The polished wooden steering wheel writhes and wriggles in my hands as the front tires, leaning outwards with the negative camber common among Twenties’ race cars, crash over the uneven surface of a former military airbase. The rain that began 20 minutes ago is now making itself known, hampering corner entry with understeer and the occasional front wheel lock-up, followed by a slide across the apex and oversteer when the throttle is applied on corner exit.
I feel every bit the pre-war Grand Prix racer as I wrestle the Bugatti left and right, but something else is going on here. The pedal under my right foot, while beautifully crafted from billet aluminum, is not connected to a throttle. It is instead summoning power from a battery pack to drive an electric motor. And while every single detail of this car, right down to the suspension geometry and those leaning front wheels, faithfully mimics the Bugatti Type 35 of 1924, this is the work of The Little Car Company.

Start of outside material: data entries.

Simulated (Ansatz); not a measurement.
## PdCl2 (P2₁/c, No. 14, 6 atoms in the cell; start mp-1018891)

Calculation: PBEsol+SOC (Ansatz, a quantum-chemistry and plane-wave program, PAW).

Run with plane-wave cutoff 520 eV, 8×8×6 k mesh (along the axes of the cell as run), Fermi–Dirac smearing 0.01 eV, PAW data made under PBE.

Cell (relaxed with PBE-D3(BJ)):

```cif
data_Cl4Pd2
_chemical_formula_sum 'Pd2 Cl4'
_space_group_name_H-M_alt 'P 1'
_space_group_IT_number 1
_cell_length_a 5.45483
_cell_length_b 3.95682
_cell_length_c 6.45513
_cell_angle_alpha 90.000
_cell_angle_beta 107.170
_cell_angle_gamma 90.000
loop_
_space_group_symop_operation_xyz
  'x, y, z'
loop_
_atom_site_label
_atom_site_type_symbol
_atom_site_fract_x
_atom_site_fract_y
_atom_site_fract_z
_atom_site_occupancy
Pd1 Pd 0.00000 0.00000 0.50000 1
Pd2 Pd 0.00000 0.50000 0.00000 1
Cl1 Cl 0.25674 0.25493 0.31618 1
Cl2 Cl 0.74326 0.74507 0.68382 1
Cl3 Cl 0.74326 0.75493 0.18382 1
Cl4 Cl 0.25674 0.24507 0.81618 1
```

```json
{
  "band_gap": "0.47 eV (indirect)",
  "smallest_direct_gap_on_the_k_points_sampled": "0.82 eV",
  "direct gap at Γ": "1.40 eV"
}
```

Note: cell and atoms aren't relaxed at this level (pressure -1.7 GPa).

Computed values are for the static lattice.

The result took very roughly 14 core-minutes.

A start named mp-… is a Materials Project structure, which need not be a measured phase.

Called the Bugatti Baby II, the car is 25 percent smaller than an original Type 35 and replaces its petrol engine with an electric drivetrain. A 110th birthday present to itself, the Baby II is Bugatti’s reimagining of the original Baby, which was a half-scale Type 35 built between 1927 and 1936. But where that car was designed only for small children, the Baby II can be driven by young and old alike.
Priced from €30,000 ($35,600) the Baby II is built in a workshop at Bicester Heritage in Oxfordshire, a 90-minute drive from London. The Little Car Company has just started delivering the first of the 500 examples it plans to sell.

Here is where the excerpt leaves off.